Dive Brief:
- Researchers are warning that state-linked and financially motivated threat actors may try to exploit a critical zero-day vulnerability in Microsoft Outlook to launch new attacks against unpatched systems.
- Microsoft urged customers to patch their systems against CVE-2023-23397 to address the critical escalation of privilege vulnerability in Microsoft Outlook for Windows, the company said Tuesday. Microsoft Threat Intelligence warned that a Russia-based threat actor launched attacks against targeted victims in several European countries.

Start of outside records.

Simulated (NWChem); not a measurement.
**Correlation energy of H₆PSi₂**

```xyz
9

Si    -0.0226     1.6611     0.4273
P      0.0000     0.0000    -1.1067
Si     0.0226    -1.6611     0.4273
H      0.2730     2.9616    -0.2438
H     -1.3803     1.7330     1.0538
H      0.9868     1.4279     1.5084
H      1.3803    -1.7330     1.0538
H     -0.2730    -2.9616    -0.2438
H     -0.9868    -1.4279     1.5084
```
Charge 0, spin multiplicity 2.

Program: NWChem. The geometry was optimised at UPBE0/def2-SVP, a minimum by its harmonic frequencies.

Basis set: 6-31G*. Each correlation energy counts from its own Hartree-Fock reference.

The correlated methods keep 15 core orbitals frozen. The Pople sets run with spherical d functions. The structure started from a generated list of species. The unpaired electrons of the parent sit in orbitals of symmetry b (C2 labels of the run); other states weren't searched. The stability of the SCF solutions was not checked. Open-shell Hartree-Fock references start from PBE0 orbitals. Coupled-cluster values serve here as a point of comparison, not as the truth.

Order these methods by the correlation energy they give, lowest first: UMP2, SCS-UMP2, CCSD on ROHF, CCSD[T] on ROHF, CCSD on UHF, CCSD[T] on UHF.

- Mandiant researchers warned that other criminal and cyber-espionage actors will race to find new victims vulnerable to the zero day before organizations can apply patches.
Dive Insight:
The Cybersecurity and Infrastructure Security Agency added the vulnerability to its Known Exploited Vulnerability Catalog Tuesday, urging organizations to follow Microsoft's mitigation steps.
The vulnerability, which has a CVSS score of 9.8, allows an attacker to send a specially crafted email to a targeted victim and leads to a connection to an external universal naming convention location that is controlled by the attacker. No user interaction is needed in this attack.
The vulnerability impacts all supported versions of Microsoft Outlook for Windows. Services, including Microsoft 365, that do not support new technology LAN manager authentication are not vulnerable to these types of attacks, according to Microsoft.
A Russia-linked threat actor, APT28, has been publicly linked to attacks, which have targeted key sectors in Ukraine, Turkey, Romania and Poland since April, according to Mandiant.
“This is more evidence that aggressive, disruptive and destructive cyberattacks may not remain constrained to Ukraine and a reminder that we cannot see everything,” John Hultquist, head of Mandiant Intelligence Analysis, Google Cloud said via email. “While preparation for attacks do not necessarily indicate they are imminent, the geopolitical situation should give us pause.”